Ubiquity, one of a growing cohort of open access network providers in the U.S., looks to maximize the flexibility of fiber while expanding its footprint across five states.
The company last week announced it launched open access networks across Carlsbad, California and Mesa, Arizona, building upon its existing footprint in southern California and Texas’ Dallas-Fort Worth and Austin metro areas.
But it’s also heading farther east, unveiling a brand-new market of Omaha, Nebraska (including Council Bluffs, Iowa, which is right across the state border).
Greg Dial, Ubiquity’s managing director and chief revenue officer, said Ubiquity typically focuses its builds in “high-growth suburban areas,” especially in areas “where there isn’t fiber.”
Dial said in an interview with Fierce,“In the center of Omaha, you have some fiber providers, but if you look at the periphery of Omaha, almost as a general rule it’s 0% fiber, right?”
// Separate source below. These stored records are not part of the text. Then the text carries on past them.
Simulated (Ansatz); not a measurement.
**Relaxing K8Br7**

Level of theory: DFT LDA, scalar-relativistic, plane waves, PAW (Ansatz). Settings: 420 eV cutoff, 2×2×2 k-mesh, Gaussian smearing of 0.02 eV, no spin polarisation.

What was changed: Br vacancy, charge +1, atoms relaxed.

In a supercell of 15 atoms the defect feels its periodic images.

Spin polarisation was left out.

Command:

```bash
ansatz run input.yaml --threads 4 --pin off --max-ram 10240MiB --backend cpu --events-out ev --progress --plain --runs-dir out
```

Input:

Founded in 2019, Ubiquity considers three criteria when choosing expansion markets; the percentage of fiber in the market, the relative density between homes and the overall size of a market, “to figure out what we’re comfortable in building.”
“Everything we’re doing is 100% through private funding. None of this is public money,” said Dial, adding the company hasn’t asked cities it’s working with for money or leveraged any government programs, “not to say we wouldn’t do that in the future.”
Another key component of Ubiquity’s deployments is “build[ing] a lot of relationships with the cities themselves.”
“Being upfront about…we’re here to invest private money to build the network,” he said. “It’s super important we build these relationships because the cities are essentially doing the permitting [and public rights-of-way].”
Combo of lit and dark fiber
As to the technical side of deployment, all of Ubiquity’s networks offer tenants either a connection to dark fiber or lit fiber. Mesa will be the first market in which Ubiquity will simultaneously deploy lit and dark fiber to serve residents and businesses.
The choice between the two fiber options is really up to the provider, Dial went on to say.
Smaller ISPs, for instance, “tend to prefer a more kind of a curated model or more of a direct network build model, where we would build all of the active electronics.”
“And essentially, we have what we call demarcations,” he said. “And on those demarcations, we say ‘look, we will do everything in a lit scenario up to the side of the home.’ And then you go and sell that customer, that customer is owned by you.”
Some providers – perhaps a larger or regional player – may opt to take a dark fiber network and “light it themselves,” depending on the resources they have available.
“They may already have a network team that’s in the area, and it’s easier for them to extend their network by using our fiber and they may already have network gear…installers, things like that,” said Dial. Whereas a smaller ISP could take the network Ubiquity built and “just provide the router at the end and manage that customer.”
“It really just depends on how much or as little they want to do on the network build side,” he added.
Ubiquity has a mixture of tenants leasing its fiber and is also undergoing trials with “some larger Tier One providers.” The two main tenants the company’s been public about are Ting Internet and FiberFirst, the latter poised to become the anchor tenant in Omaha.
Co-opetition, not competition
Dial noted there’s “a lot of momentum” in open access networking, as some larger operators are finding it more efficient to use third parties for buildouts.
Having said that, he doesn’t consider other open access providers as competition, given they “don’t overbuild each other.” Rather, it’s a competition between fiber and legacy technology like DSL and cable.
“I personally root for open access providers, because if we’re not overlapping with them, while our model is different, we’re doing what I would consider a larger scale,” Dial said.
He added Ubiquity is focused on working with “a particular set of partners” rather than have a “software-based type solution where we have many types of software-integrated ISPs.”
“I would say this is more ‘co-opetition’ if you will, where I always root for people that have similar business models, as long as we don’t overlap.”
Asked why he thinks it’s taken more time for open access networks to take off in the U.S. as opposed to other countries, Dial pointed to land mass as one obstacle.
“The amount of capital it takes to cover companies in Western or Eastern Europe is a lot less than what it would take to cover land areas in the U.S,” he said.
Also, the U.S. has “very strong incumbent players,” as opposed to say Europe where there might be “one or two major players” in a market.
The open access model is hardly a novel development in the U.S. In the tower space, for instance, “25 years ago everybody did build their own towers…it’s kind of weird to say that people didn’t use common towers back then,” said Dial.
Further, building open access networks can be a little more expensive than traditional buildouts. But he said the U.S. has had a “fair amount of capital funding” available for these networks.
“Frankly, now I think you have the need, right? The market is now understanding the difference between some of these legacy copper, cable-based networks and fiber and you know, what the real differences in performance are,” Dial added.